Air pressure is the lifeblood of any tire, as well as being about the only thing about a tire that the driver can actually change! There are, however quite a few misconceptions and some outright misinformation out there about tire pressure, and far too few drivers, (myself included) pay as much attention to their tire pressures as they should. Here's some straight scoop.
Know your pressure:
Most tires will have a number for “Max. Cold Press.” embossed on their sidewalls. Do not use this pressure in your tires! The proper air pressure will be on a plaque riveted inside the driver's front door. This is the car manufacturer's recommended pressure, based on the weight of the car and the tire size.
Many drivers like to fiddle with their tire pressures a bit, adjusting the ride firmer or softer. I don't, but if you do, I recommend doing it only within rather tight limits. I wouldn't adjust to much more than a few pounds on either side of the manufacturer's baseline. Most cars now have a tire pressure warning light that illuminates if pressures are outside 25% of baseline – if you see that, you're fiddling too much.
Some say that overpressuring the tires can help protect the wheels against impacts. This is untrue, in fact too much pressure can be as bad or worse than too little. Stiffer tires will transmit more energy from an impact to the wheels than tires that can flex a bit.
If you do fiddle with pressures, watch your tires very carefully for signs of irregular wear. “Cupping”, or too much wear in the center of the tread, is a sign of overpressure. Too much wear to the shoulders of the tire is a sign of too little pressure.
Air pressure will vary with temperature:
To get consistent readings always check your pressures before driving when the tires are cold. If you must add air to hot tires, leave a pound or two less than usual, depending on how much cold air you are adding. When cold weather comes around, make sure to check your pressures on frigid mornings – air pressure can drop about 1 psi for every 10 degree drop in temperature. Combined with cold-stiffened rubber, this loss of pressure can sometimes cause tires to spring otherwise unexplainable leaks.

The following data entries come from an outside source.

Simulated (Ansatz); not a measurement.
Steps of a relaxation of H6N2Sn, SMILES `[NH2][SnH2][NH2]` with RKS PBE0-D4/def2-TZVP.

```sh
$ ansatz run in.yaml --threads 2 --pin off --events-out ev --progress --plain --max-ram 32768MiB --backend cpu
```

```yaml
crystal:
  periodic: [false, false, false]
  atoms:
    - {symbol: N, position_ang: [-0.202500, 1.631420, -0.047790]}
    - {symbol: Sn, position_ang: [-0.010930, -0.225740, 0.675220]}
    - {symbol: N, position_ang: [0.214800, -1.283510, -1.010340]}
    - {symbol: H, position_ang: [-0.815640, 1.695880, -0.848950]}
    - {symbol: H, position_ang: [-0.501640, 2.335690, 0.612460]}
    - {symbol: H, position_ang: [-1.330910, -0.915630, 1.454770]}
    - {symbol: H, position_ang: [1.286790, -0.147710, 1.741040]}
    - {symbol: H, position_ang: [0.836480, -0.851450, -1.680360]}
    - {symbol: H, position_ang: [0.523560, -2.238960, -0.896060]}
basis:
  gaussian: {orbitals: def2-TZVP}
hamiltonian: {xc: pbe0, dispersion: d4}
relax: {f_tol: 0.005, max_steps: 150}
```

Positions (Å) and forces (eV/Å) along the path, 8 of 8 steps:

Low pressure will damage your tire:
Running at low pressure on the tire for a sustained period of time can progressively damage the sidewall of the tire as it starts to fold over. Just a little bit of foldover will begin to damage the rubber, but at a certain point the sidewall folds enough that the inner edges touch, and this will start to scrub rubber off the inside of the tires, leaving the cords exposed, and handfuls of “rubber dust” inside the tire. At that point, the tire is destroyed. If your car is a 2007 model or later, it will have a “low tire pressure” light on the dashboard. Learn the international symbol for low tire pressure, because it can look very confusing if you've never seen it before. The whole point of TPMS is to warn you before the damage occurs.
Air pressure maintenance is actually one of the most important repeating maintenance items on your car. Proper air maintenance will give better gas mileage, avoid irregular wear and extend the life of your tires by thousands of miles. If it's not part of your maintenance routine – and for millions of drivers, it's not – you really should be trying to make it at least a monthly item.